Consensus

Consensus is the problem of getting a set of distributed processes to agree on a single value, even when some processes fail. It is the core primitive underlying distributed databases, replicated state machines, leader election, and distributed coordination.

The Consensus Problem

Formal definition: processes propose values; all non-faulty processes must decide on a single value satisfying:

Termination: every non-faulty process eventually decides.

Agreement: no two non-faulty processes decide on different values.

Validity: the decided value must have been proposed by some process.

Integrity: each process decides at most once.

FLP Impossibility

Fischer, Lynch, Paterson (1985): in a purely asynchronous system, there is no deterministic algorithm that guarantees consensus in the presence of even a single crash-stop failure.

Intuition: in a fully asynchronous model, a process cannot distinguish a slow process from a crashed one. There always exists an execution where the algorithm cannot safely terminate.

Practical resolution: add partial synchrony assumptions (timeouts) or use randomization to break the impossibility.

Paxos

The classic consensus algorithm, proposed by Leslie Lamport. Handles crash-stop failures; requires a majority ($\lfloor n/2 \rfloor + 1$) of nodes to be alive.

Single-Decree Paxos (Choosing One Value)

Roles: Proposer (initiates proposals), Acceptor (votes on proposals), Learner (learns the decided value).

Phase 1: Prepare/Promise

  1. Proposer chooses a proposal number $n$ (globally unique, monotonically increasing).
  2. Sends Prepare(n) to a quorum of acceptors.
  3. Each acceptor responds with Promise(n, accepted_n, accepted_v) where accepted_n, accepted_v is the highest-numbered proposal the acceptor has previously accepted (or null if none). The acceptor promises not to accept proposals with numbers $< n$.

Phase 2: Accept/Accepted

  1. If the proposer receives promises from a quorum:
    • If any acceptor reported a previously accepted value, use the value associated with the highest accepted proposal number.
    • Otherwise, the proposer may use its own proposed value.
  2. Sends Accept(n, v) to the quorum.
  3. Each acceptor accepts and sends Accepted(n, v) unless it has since promised a higher-numbered proposal.
  4. Once a quorum of acceptors send Accepted, the value $v$ is chosen.

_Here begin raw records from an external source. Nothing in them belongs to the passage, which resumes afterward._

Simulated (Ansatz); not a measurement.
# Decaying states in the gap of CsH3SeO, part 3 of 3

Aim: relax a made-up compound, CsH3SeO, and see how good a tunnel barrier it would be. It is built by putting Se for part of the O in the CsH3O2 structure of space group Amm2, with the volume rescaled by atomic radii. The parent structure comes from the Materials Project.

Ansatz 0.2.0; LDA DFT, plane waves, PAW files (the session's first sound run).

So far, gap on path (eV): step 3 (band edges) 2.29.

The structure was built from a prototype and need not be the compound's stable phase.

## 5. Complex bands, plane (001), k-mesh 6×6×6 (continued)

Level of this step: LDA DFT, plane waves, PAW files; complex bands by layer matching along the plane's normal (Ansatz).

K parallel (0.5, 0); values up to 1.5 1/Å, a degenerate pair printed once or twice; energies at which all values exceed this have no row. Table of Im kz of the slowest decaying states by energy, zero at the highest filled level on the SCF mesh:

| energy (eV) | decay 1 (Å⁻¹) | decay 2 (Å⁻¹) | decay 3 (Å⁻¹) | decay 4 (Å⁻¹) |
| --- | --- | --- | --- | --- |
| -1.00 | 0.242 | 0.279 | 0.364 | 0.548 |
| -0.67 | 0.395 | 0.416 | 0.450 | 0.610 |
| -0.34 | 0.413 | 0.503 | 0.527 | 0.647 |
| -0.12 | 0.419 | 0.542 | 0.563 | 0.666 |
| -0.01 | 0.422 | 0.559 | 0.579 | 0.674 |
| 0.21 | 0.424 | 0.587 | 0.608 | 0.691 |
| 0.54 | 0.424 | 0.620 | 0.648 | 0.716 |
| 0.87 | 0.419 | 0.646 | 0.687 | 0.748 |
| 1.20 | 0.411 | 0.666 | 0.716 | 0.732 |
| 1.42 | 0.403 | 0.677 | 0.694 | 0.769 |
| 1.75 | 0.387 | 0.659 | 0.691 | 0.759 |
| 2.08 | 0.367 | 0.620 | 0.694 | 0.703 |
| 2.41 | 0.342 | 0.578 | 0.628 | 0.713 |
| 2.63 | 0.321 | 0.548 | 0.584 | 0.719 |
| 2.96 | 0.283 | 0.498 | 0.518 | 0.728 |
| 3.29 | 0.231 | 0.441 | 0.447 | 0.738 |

Safety: a quorum of acceptors ensures any two quorums overlap by at least one node. The overlapping node carries the highest accepted value forward.

Multi-Paxos

A single Paxos round chooses one value. For a replicated log (deciding on a sequence of values), Multi-Paxos elects a stable leader that skips Phase 1 for subsequent log entries. The leader can drive Phase 2 directly until leadership is challenged.

Problems with Paxos:

  • Difficult to implement correctly (many subtle edge cases).
  • Does not describe leader election, log compaction, or membership change.
  • “Paxos is a bit hard to understand” (Lamport himself noted this).

Raft

Designed by Ongaro and Ousterhout (2013) as an understandable alternative to Paxos. Raft is equivalent to Multi-Paxos in terms of safety and liveness properties.

Leader Election

Terms: time is divided into terms (monotonically increasing integers). Each term begins with a leader election.

Process:

  1. Nodes start as followers. If no heartbeat from a leader for an election timeout (150-300 ms random), a follower becomes a candidate.
  2. Candidate increments its term, votes for itself, sends RequestVote(term, last_log_index, last_log_term) to all others.
  3. A node grants a vote if: it has not voted in this term, and the candidate’s log is at least as up-to-date as its own.
  4. If a candidate receives a majority of votes, it becomes the leader.

Log up-to-date criterion: compare last log term first; if equal, compare last log index. Higher is more up-to-date.

Log Replication

  1. Clients send commands to the leader.
  2. Leader appends the command to its log; sends AppendEntries(term, prevLogIndex, prevLogTerm, entries[], leaderCommit) to all followers.
  3. Followers append the entries if prevLogIndex/prevLogTerm match. Respond success or failure.
  4. Once a majority of nodes have logged the entry, the leader commits it and applies it to the state machine.
  5. Leader notifies followers of the commit; they apply to their state machines.

Log matching property: if two logs have an entry with the same index and term, they are identical in all entries up to that index.

Safety

Election restriction: a candidate must have a log at least as up-to-date as any voter’s log to win election. Guarantees the elected leader has all committed entries.

Leader completeness: if an entry is committed in a given term, it will be present in the logs of all future leaders.

Log Compaction (Snapshots)

To prevent unbounded log growth, periodically take a snapshot of the current state machine state and discard preceding log entries. The snapshot is stored with the last included index and term.

Membership Change

Joint consensus: use a two-phase approach. Enter a joint configuration ($C_\text{old,new}$) that requires majorities of both old and new configurations for decisions; then transition to $C_\text{new}$.

Single-server changes: add or remove one server at a time. Safe if majority of nodes agree.

Byzantine Fault Tolerance (BFT)

Paxos and Raft assume crash-stop failures. Byzantine faults (nodes may lie or send arbitrary messages) require stronger protocols.

PBFT (Practical Byzantine Fault Tolerance, Castro & Liskov 1999): requires $3f + 1$ nodes to tolerate $f$ Byzantine faults (vs. $2f + 1$ for crash-stop). Three-phase protocol (pre-prepare, prepare, commit).

Modern BFT: HotStuff (used in Diem/Libra), Tendermint (used in Cosmos blockchain), SBFT. These achieve linear message complexity vs. quadratic for PBFT.

Implementations

System Algorithm Use case
etcd Raft Kubernetes cluster state
CockroachDB Raft (per range) Distributed SQL
TiKV Raft Distributed KV for TiDB
Google Chubby Paxos Lock service
Apache Zookeeper Zab (Paxos variant) Coordination service
Consul Raft Service discovery
VoltDB Multi-Paxos In-memory SQL